Today’s most inexplicable legislative news comes to us from the state of Rhode Island, where legislators are apparently accepting (and submitting!) unsolicited pre-written bills from strangers on the street.

[Rep. Grace] Diaz told The Journal she introduced the legislation at the request of a man named Chris who approached her after a State House hearing, wearing what appeared to be a military uniform.

According to Diaz, Chris told her he had been “accused of something,″ and then found not guilty.

Diaz said the man told her the media reported the accusations, but not his acquittal, so he was left with a damaged reputation and no recourse. Diaz said the man gave her a copy of the bill, which appears to echo a bill filed in Mississippi.

Rep. Diaz asked Senator Sandra Cano to introduce the bill in the Senate, promising to do the same thing on the House side. Diaz did not do this and now Sen. Cano is trying to separate herself from a bill that openly threatens First Amendment protections while citing the enshrined right on its way to tarnishing it shortly thereafter.

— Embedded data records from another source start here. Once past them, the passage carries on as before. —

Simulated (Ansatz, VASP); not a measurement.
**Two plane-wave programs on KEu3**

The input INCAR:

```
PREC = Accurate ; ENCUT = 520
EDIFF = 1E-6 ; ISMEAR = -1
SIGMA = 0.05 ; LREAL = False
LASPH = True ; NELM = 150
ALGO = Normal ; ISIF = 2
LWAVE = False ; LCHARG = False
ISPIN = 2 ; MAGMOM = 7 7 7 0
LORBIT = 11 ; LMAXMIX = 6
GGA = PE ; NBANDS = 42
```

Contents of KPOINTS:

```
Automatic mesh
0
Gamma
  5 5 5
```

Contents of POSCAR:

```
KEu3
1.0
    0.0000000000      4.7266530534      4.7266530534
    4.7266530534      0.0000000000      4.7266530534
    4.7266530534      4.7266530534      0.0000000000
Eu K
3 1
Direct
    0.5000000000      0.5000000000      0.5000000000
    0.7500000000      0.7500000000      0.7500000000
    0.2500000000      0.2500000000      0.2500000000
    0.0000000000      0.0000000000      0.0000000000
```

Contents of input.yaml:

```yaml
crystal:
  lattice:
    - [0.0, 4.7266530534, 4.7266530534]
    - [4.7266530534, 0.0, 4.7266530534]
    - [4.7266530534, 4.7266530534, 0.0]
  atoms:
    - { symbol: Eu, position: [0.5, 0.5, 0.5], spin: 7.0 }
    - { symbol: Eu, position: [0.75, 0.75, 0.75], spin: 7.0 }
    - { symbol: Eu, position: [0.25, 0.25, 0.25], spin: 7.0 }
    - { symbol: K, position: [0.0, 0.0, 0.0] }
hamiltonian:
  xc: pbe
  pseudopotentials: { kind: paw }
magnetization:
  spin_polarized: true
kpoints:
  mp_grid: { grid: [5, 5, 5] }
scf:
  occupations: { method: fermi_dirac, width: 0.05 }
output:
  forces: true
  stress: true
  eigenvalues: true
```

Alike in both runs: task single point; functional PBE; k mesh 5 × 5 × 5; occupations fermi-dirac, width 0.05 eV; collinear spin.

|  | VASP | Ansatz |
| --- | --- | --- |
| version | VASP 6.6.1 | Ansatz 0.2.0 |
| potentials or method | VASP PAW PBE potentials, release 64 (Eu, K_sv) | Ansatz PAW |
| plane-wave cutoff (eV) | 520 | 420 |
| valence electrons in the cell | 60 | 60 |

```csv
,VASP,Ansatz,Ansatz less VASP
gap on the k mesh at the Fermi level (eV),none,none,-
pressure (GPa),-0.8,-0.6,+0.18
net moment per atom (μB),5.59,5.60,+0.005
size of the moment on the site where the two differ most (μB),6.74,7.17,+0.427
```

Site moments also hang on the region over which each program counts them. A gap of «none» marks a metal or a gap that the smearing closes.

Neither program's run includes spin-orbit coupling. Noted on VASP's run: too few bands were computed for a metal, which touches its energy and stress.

The “Stop Guilt by Association Act” [PDF] threatens journalists with punishment if they don’t report on the outcome of court cases, civil and criminal. The incredibly stupid act is pure cognitive dissonance that would fine newspapers up to $ 10,000 for “failing” to report on lawsuit dismissals and dropped charges — supposedly with an eye on maintaining some bizarre level of “fairness” for subjects of news coverage.

In their legislation, the lawmakers acknowledge that the First Amendment of the U.S. Constitution says the government “shall make no law abridging the freedom of the press.”

But they make this argument in their bill:

“The state has a compelling interest to compel the press to promote the objective truth for the sake of the viability of democracy and for the safety, health, and welfare of our communities and in keeping with the spirit of the Due Process Clause of the Fourteenth Amendment and to stop the press from serving as a slander machine.”

For many reasons, legislators shouldn’t accept pre-written bills handed to them by people outside the legislature. They especially shouldn’t accept legislation written by this particular “Chris,” no matter what he’s wearing.

The man who spoke to Diaz was Chris Sevier, an anti-gay and anti-abortion activist who at one point was accused of stalking country music star John Rich.

This is the idiot behind multiple states’ declarations that porn is a “public health crisis.” This is the same man who once sued Apple because its products didn’t prevent him from viewing porn. He has also previously talked Rhode Island legislators into introducing extremely questionable legislation, so perhaps someone should have called bullshit on this before tossing it into the Senate’s inbox.

While it’s understandable people might not recognize Sevier on sight, despite his insistence on thrusting himself uninvited into the legislative limelight, it’s pretty much inexcusable to take a handful of paper from some rando on the street and ask other legislators to damage their own reputations by association.

Rep. Diaz at least appears to be properly horrified by this experience.

“My feeling is beyond what I can express,″ Diaz told The Journal on Thursday, after learning of Sevier’s history. “If I knew, I would run ten-thousand-million miles away from that guy.”

She said she sympathized with the issue Sevier raised in their very brief conversation, but regrets not doing more homework on him — and the legislation.

“I didn’t do my research,″ she said. “This is an experience that will teach me a lot for the future.”

But Senator Cano — despite withdrawing the bill — seems far too sympathetic to First Amendment-threatening legislation. Calling the lack of followup to indictments and lawsuits by journalists “fundamentally unfair,” Cano says she sympathizes with the intent of the bill, even if she realizes it runs afoul of the First Amendment.

No legislator should feel sympathetic to Sevier or his word salad. His bill is an unedited letter to the editor — one that makes its point about as skillfully and subtly as a Larry Klayman lawsuit.

“There has been a growing trend for individuals to abuse process and maliciously prosecute someone they disagree with ideologically by filing spurious cases and controversies in various government venues for ulterior motives, knowing that certain segments of the media that align with their ideology would serve as an accomplice by engaging in a form of defamation … by selectively reporting on the facts of the original case but not on the actual outcome.”

TIL: reporting on facts is defamation if it doesn’t include the facts someone might prefer to be highlighted. OK, then.

Fortunately, the bill is already dead. Unfortunately, this shows how little due diligence legislators do before submitting bills for consideration. A few minutes of Googling would have seen this headed to the trash receptacle, rather than the state legislature’s permanent record. And even the most cursory glance at its contents would have made it clear the bill was unconstitutional. Better late than never, I guess. But in this case, never would have been the much better option.